Functional programming without feeling stupid, part 3: Higher-order functions

Welcome to the third installment of “Functional programming without feeling stupid”! I originally started to describe my own learnings about FP in general, and Clojure in particular, and soon found myself writing a kind of Clojure tutorial or introduction. It may not be as comprehensive as others out there, and I still don’t think of it as a tutorial — it’s more like a description of a process, and the documented evolution of a tool.

I wanted to use Clojure “in anger”, and found out that I was learning new and interesting stuff quickly. I wanted to share what I’ve learned in the hope that others may find it useful.

Some of the stuff I have done and described here might not be the most optimal, but I see nothing obviously wrong with my approach. Maybe you do; if that is the case, tell me about it in the comments, or contact me otherwise. But please be nice and constructive, because…

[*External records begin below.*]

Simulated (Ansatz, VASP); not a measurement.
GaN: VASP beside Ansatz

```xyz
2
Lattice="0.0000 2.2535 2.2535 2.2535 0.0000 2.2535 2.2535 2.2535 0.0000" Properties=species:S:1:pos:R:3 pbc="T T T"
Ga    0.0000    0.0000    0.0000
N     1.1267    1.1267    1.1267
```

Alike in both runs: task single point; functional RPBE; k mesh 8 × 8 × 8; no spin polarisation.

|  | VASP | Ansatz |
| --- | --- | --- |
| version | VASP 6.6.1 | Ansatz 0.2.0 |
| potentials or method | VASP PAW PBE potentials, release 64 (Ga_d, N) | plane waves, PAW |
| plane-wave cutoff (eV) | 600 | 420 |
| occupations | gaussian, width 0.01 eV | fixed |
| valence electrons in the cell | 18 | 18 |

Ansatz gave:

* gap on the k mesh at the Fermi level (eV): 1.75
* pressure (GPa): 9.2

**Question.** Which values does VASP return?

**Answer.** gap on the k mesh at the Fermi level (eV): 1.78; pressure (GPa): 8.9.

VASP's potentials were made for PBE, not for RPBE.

…in Part 0 I wrote about how some people may feel put off by the air of “smarter than thou” that sometimes floats around functional programming. I’m hoping to present the subject in a friendly way, because much of the techniques are not obvious to someone (like me) conditioned with a couple of decades of imperative, object-oriented programming. Not nearly as funny as Learn You a Haskell For Great Good, and not as zany as Clojure for the Brave and True — just friendly, and hopefully lucid.

xkcd 1270: Functional
xkcd 1270: Functional. Licensed under Creative Commons Attribution-Non-Commercial License. This is a company blog, so it is kind of commercial by definition. Is that a problem?

In Part 1 we played around with the Clojure REPL, and in Part 2 we started making definitions and actually got some useful results. In this third part we’re going to take a look at Clojure functions and how to use them, and create our own — because that’s what functional programming is all about.

We already have a function that turns a map value containing an offset and a character into a string representing a line of output:

(defn character-line [pair]
  (format "%08d: U+%06X %s"
    (:offset pair) (int (:character pair))
    (character-name (:character pair))))

How do we apply that function to each character in the input string? In the imperative style you would whip up a for loop at this point (or maybe a list comprehension in Python).

Clojure does have a for macro (very much like the Python list comprehension), but what we want to achieve is easily done using a higher-order function. This is common to many things that traditionally are done using a for loop.

In functional programming, functions are values just like anything else. You can create them, store them, apply them and pass them around. This opens up a whole new world of flexibility in program construction. Particularly, you can reduce many problems that require “doing something” to every member of a collection into a mapping, where you apply a function that does the “something”. Clojure has a map function which does exactly that:

(def short-test-str "Naïve")
#'user/short-test-str
user=> (map int short-test-str)
(78 97 239 118 101)

We just applied Clojure’s int function to all the characters in the short test string. The result is a sequence of numbers representing the code points of the characters in the string. (For a comparison between for and map, see FOR vs MAP by John Lawrence Aspden.)

Can we do this with one of our functions? Yes we can:

user=> (map character-name short-test-str)
("LATIN CAPITAL LETTER N" "LATIN SMALL LETTER A" 
"LATIN SMALL LETTER I WITH DIAERESIS" "LATIN SMALL LETTER V"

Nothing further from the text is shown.